DISCLAIMER: Be prepared. There is whining ahead. I want to preface this by saying that I’m not interested in having a discussion about why I don’t gush with love over KDE 4, and I’m not particularly interested in suggestions for forcing it to work for me. This post is more about me wrapping my head around planning for how my use of Linux is going to change now that I’m going to have to re-think a lot of things about what has been my favorite Linux distro for years.

Why I’m disappointed

I guess I probably shouldn’t be too surprised, because I knew that Pat Volkerding has been working with my least favorite desktop environment and it’s been in /current for a while now.

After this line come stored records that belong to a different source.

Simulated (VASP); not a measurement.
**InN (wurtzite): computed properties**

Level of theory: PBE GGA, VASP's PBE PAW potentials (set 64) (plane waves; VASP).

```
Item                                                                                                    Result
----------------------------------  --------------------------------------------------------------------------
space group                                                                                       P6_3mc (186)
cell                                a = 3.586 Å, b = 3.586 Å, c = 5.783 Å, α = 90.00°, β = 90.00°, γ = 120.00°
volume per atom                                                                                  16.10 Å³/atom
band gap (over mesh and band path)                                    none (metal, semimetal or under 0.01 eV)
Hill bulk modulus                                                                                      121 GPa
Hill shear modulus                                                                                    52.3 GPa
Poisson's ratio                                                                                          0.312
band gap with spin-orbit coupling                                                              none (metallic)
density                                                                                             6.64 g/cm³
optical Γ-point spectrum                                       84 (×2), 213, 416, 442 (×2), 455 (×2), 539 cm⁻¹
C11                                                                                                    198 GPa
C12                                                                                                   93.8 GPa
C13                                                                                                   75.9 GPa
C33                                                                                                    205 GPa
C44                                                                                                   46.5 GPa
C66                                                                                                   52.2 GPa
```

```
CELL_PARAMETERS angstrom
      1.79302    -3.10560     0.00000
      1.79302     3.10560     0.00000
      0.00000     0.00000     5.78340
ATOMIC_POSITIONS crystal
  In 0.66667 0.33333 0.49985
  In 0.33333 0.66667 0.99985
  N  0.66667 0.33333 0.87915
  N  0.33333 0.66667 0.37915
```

But I guess a part of me still was holding out a childish hope that KDE4 was going to be included in /testing only, and that the default version of KDE for the Slackware 13.0 release would be KDE 3.5.10, the last decent release of that desktop environment. Given Patrick’s tendency to play it safe in regular Slackware releases and stick with only stable, fully-developed and thoroughly tested applications and desktop environments, I would have thought that something like KDE 4 — a desktop environment that’s still easily a year’s worth of hard development away from being a suitable replacement for KDE 3 — would be back-burnered in Slackware in favor of what is known to work and work well.

I probably shouldn’t be upset about this; it’s Linux… if I don’t like it, I can just make my own distro, right? If I want to spend the hours and hours it’ll take for that, sure. Well, I’m not to the point of making my own distro yet. But this does mean I’m going to have to significantly change my Linux usage, starting with replacing a bunch of stuff.